A rant on the null-set.

This as a post was long due.

What exactly is $\emptyset$ ? It is the single most confusing thing I have come across. I am going to try and elaborate its properties. I’m going to build the theory in stages.

1. Nothingness. Let us give it a symbol- $\mathfrak{not}$ . This $\mathfrak{not}$ is an element of EVERY set. $\mathfrak{not}$ is the absence of elements, but it is present in everything. This is a little non-intuitive, if one were to take the physical world as a reference point. For $a$ to be present inside $S$ , there has to be some trance, some sign of the presence of $a$ in $S$ .

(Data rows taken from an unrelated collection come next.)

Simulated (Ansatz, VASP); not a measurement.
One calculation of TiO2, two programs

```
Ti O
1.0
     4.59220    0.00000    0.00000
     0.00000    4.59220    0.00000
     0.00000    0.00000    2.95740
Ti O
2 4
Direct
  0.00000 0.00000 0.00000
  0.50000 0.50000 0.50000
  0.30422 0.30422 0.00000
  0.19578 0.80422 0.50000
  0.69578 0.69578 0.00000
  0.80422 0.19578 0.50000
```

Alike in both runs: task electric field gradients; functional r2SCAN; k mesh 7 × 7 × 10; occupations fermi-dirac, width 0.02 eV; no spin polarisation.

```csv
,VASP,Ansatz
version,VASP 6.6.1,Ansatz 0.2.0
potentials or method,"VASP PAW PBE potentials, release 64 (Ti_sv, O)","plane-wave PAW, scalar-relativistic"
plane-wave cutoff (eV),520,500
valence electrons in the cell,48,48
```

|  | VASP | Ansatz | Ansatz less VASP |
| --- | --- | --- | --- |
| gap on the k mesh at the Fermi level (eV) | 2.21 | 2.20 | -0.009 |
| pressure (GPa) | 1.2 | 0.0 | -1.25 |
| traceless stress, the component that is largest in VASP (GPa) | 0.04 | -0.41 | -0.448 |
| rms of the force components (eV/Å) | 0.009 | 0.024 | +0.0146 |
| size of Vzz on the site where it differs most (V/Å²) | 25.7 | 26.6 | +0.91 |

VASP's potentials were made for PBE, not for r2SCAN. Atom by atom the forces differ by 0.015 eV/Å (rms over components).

Maybe even a space ” “, showing an absence of elements. But really in set theory, we don’t have spaces of this kind to show an absence of elements. We have no such trace, which is fairly irritating. But one has to get used to it.

2. Now we come to $\emptyset$ . This is NOT equivalent to $\mathfrak{not}$ . $\emptyset$ is not the absence of elements. It is a set containing no element, the operating word being “set”. Technically, $\mathfrak{not}\in\emptyset$ , which makes $\emptyset$ non-empty. However, we work around this by translating to English. When we say $\mathfrak{not}\in\emptyset$ , what we’re really saying is no element belongs to $\emptyset$ , thereby making it an emptyset. See? Clever!

3. Say we have a set $A=\{a,b,c\}$ . Actually, $A=\{\mathfrak{not},a,b,c\}$ . Hence, one element of $\mathcal{P}(A)$ is $\{\mathfrak{not}\}=\emptyset$ , as stated before (by clever linguistics). Hence, $\emptyset\in\mathcal{P}(A)$ for every set $A$ . In fact $\mathcal{P}(\emptyset)=\mathcal{P}(\{\mathfrak{not}\})=\{\{\mathfrak{not}\}\}=\{\emptyset\}$ . Hence, $\emptyset\in\mathcal{P}(\emptyset)$ also.

4. Say we have to construct the set $S=\{x\in\Bbb{R}|x=x+1\}$ . This set contains no element from $\mathbb{R}$ . However, even THIS set has to contain the element $\mathfrak{not}$ . Hence, $S=\{\mathfrak{not}\}=\emptyset$ .